- bridge networks : a link layer that forwards traffic between network segments . For docker , a bridge network allows containers connected to the same bridge to communicate while providing isolation from containers which are not connected to that bridge network.
- Netfilter a framework provided by the linux kernel that allows customization of networking-related operations, such as packet filtering, NAT, port translation ..
- IPVS : (IP Virtual Server) is built on top of the Netfilter and implements transport-layer load balancing as part of the Linux kernel.
- Virtual Ethernet Device(veth) act as tunnels between network namespaces to create a bridge to a physical network device in another namespace, can also be used as standalone network devices ....
- underlay network:defined at the physical level (switchs, routers…)
- Overlay network: is a virtual network, composed of vlan, veth (virtual interface) and VxLAN; it encapsulates the network trafic. Overlay is a bit slower than underlay, as it creates tunnels between hosts, which reduces available MTUs (Maximum transmission unit).
- MTU(Maximum transmission unit):is the size of the largest protocol data unit (PDU) that can be communicated in a single network
- TUN (network TUNnel) : is a virtual network kernel interface network layer device and operates in layer 3(network) carrying IP packets .

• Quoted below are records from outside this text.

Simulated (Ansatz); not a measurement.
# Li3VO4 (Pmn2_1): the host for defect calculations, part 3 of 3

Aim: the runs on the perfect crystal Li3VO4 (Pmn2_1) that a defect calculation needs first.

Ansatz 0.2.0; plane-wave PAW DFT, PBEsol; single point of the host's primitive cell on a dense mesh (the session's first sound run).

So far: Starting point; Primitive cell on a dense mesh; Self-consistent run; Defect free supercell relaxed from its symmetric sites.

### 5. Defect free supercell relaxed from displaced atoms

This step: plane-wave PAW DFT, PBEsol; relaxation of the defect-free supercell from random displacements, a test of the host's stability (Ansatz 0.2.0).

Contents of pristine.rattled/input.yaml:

- TAP : is a virtual network kernel interface simulates a link layer device and operates in layer 2 carrying Ethernet frames. TUN is used with routing
- Border Gateway Protocol (BGP) is a routing protocol which shares its routing informations (tables) with autonomous systems routers ...
- Sticky session :is a process in which a load balancer creates an affinity between a client and a specific network server for the duration of a session . the load balancer assigns an identifying attribute to a user, typically by issuing a cookie or by tracking their IP details. Then, according to the tracking ID, a load balancer can start routing all of the requests of this user to a specific server for the duration of the session.
- SCTP (Stream Control Transmission Protocol): is a protocol for transmitting multiple streams of data at the same time between two end points that have established a connection in a network.
- API aggregator: is an API on top of several APIs.it provides a single point of implementation and delivers a unique and standardized API regardless of what APIs or services it integrates with.
- Data locality means moving computation rather than moving data to save the bandwidth.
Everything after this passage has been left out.